Having a conversation with John Flansburgh, one half of New York-based pop rockers They Must be Giants is much like listening to one of the band’s albums. The themes are diverse and intriguing, the tone quirky, the vibe is feel-good and at times you think, where the hell is he going with this? For the purpose of this interview, we should have been discussing the band’s new compilation album and their Australian tour. I’m not quite sure we got there so here, I’ll explain anyway. Their Australian tour begins this week, November 2nd in Perth and wraps up in Melbourne next Saturday night. In between there’s Adelaide, Brisbane and Sydney (Full tour details at end of interview). The new album is called 50,000,000 They Might Be Giants Songs Can’t Be Wrong. It’s an Australian-only release and is the band’s only full career retrospective featuring all of their well known songs such as Birdhouse In Your Soul, Dr Worm, Ana Ng, and the Malcolm In The Middle theme, Boss Of Me to name four (Full track list below). The physical version is available as a 60 song, 2 CD digipack. Formalities taken care of, back to the interview which went pretty much like this …

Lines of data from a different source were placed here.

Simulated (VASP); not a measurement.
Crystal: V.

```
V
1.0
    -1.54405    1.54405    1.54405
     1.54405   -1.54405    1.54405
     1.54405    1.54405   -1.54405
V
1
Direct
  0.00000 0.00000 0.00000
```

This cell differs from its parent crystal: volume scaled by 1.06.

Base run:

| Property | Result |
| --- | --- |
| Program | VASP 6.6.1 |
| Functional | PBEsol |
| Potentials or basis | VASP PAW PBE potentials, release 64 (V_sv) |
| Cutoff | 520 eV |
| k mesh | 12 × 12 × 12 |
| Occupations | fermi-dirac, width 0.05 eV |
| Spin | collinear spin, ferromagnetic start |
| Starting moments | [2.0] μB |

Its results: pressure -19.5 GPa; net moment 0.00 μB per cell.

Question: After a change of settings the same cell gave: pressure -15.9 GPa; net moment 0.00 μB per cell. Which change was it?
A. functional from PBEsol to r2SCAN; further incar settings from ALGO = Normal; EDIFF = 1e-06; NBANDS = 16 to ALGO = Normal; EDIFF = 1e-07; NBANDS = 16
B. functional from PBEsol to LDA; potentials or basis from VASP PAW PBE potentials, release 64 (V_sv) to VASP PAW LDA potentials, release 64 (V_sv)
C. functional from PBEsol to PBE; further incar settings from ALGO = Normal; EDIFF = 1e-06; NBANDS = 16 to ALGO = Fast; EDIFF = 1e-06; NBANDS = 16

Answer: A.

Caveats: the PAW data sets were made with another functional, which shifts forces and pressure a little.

Greg: They Might Be Giants have been around for three decades. You are one of the busiest bands I know.  You currently have a dial a song project which obligates you to have a new song written and recorded every week. There’s also a video for each track. You’re always touring and never stop releasing albums. You’ve won two Grammy Awards. You’re involved in music for television. Are you allergic to relaxation?
John: To be perfectly honest, my dad was a classic workaholic. I feel really casual compared to him. It’s just what you know and what you grew up with, that’s your only measure. My dad worked so much harder than I ever will. I feel like a hippie but compared to a lot of musicians, we seem pretty manic. So it is all relative.

You guys have written some wonderful pop songs but what is the most perfectly constructed song you have ever heard?
There are a lot of songs that I come back to that have a quality to them that I can’t quite figure out what makes them so magical to me. It might be in the vocal harmony. There’s a song They Don’t Know About Us covered by Tracy Ullman but written by an Irish singer Kirsty McColl. I love that song completely. It is very simple but an extremely satisfying song. There are so many Beatles songs you could point to. The thing about the popular song is there are a  lot of ways to create an effective, hypnotic song. I think I am still enthralled by the idea of song. It is very persuasive. I don’t know … I like music.

At this point John asks me to hold while he looks up his iTunes program on his phone to see which song he has played the most, only to find that the tallying feature doesn’t seem to exist on the new version of the software. If it does, he can’t find it.

Because you have written so many songs, how do you stop yourself from writing the same song over and over? What tricks have you learned to take an idea in a new direction?
It’s a very plastic medium, if that is an expression people can comprehend. It’s a very flexible thing writing a song. I think over the years we have got a little more into rhythm as a musical driver. These days, melody almost seems like it is on the endangered species list. It is certainly not the primary component of a lot of popular songs. A lot of songs are really very much rhythm based and have a simple hook and that’s what it’s about. For us, melody has always been our secret weapon in a way. Certainly it has hooked people in and it’s a way to do things. It’s a very universal way of writing.

While offering that last answer John had also been rummaging through iTunes on his computer, determined to tell me which song he listens to the most. Suddenly he bursts out with …

Now I can tell you which song I listen to the most! According to my iTunes player on my computer, it is the song Formed A Band by the band Art Brut. I’m not sure if they are Irish or Scottish or English. I believe the song Formed A Band was the first thing they ever did as a band. They did an album which was produced by Black Francis but this Formed A Band song is an amazing song because it just lays out all their ambitions of the band in a structual way and it is also incredibly rocking. I invite everyone to check out Art Brut’s Formed A Band. I have currently played it 570 times.

Wikipedia informs John, who confirms to me that Art Brut is a Berlin-based English and German indie rock band

18594-TMBG_20Press_20Photo_Shervin_20Lainez_LoResHave you had many songs which have gotten away? Either you thought of them in your sleep or by the time you got to a guitar or tape recorder, they were gone?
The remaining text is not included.